Aside from the 28 or so coal-fired power plants already under construction, prospects remain tenuous for the half-dozen plants "near construction" and another 80 plants not nearly as far along, says Steve Piper, managing director of power forecasting at Platts, the energy information division of McGraw-Hill. "Expansions [of existing plants] still have a good chance. But others will come under increased pressure for deferral or outright cancellation."
Coal is still booming, some say
Some coal-industry officials say the cancellations belie a surge for coal.
"We're in the middle of a coal building boom with more new coal plants now under construction than anytime since the 1980s," says Joe Lucas, executive director of Americans for Balanced Energy Choices, a lobby group supported by coal companies and electric utilities.
Others call the growing resistance to coal power worrying.

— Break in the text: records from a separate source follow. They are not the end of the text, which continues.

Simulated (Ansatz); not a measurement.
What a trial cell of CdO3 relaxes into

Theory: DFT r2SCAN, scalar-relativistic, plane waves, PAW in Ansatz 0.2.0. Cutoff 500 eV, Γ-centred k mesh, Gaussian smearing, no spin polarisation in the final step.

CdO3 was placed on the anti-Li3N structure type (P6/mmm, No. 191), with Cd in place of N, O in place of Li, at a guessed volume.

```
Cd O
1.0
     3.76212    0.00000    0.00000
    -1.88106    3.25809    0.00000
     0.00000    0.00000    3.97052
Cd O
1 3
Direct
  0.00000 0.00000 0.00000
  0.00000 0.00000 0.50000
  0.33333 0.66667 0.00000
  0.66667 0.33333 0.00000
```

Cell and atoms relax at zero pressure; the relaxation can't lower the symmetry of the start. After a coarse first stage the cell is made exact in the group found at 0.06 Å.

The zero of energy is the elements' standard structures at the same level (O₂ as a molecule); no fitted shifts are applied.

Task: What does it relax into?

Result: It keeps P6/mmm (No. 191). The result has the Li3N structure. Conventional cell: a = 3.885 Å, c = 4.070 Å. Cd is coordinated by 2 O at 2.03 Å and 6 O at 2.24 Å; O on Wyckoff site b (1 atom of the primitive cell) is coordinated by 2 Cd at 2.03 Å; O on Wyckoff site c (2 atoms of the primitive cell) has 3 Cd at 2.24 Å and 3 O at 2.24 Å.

"It is a crisis for us because what we are not really focusing on is: Where is the electricity we need for the next 50 years going to come from?" said Gregory Boyce, chairman of Peabody Energy, at a "clean tech" conference recently in Palm Springs, Calif. "We view it as short-term and very unfortunate because we need to continue to build these new coal plants – that are at least 15 to 20 percent more carbon-efficient than the plants they replace – while we continue to work on technologies for the next generation of plants that are carbon-capture ready or that capture carbon and store it."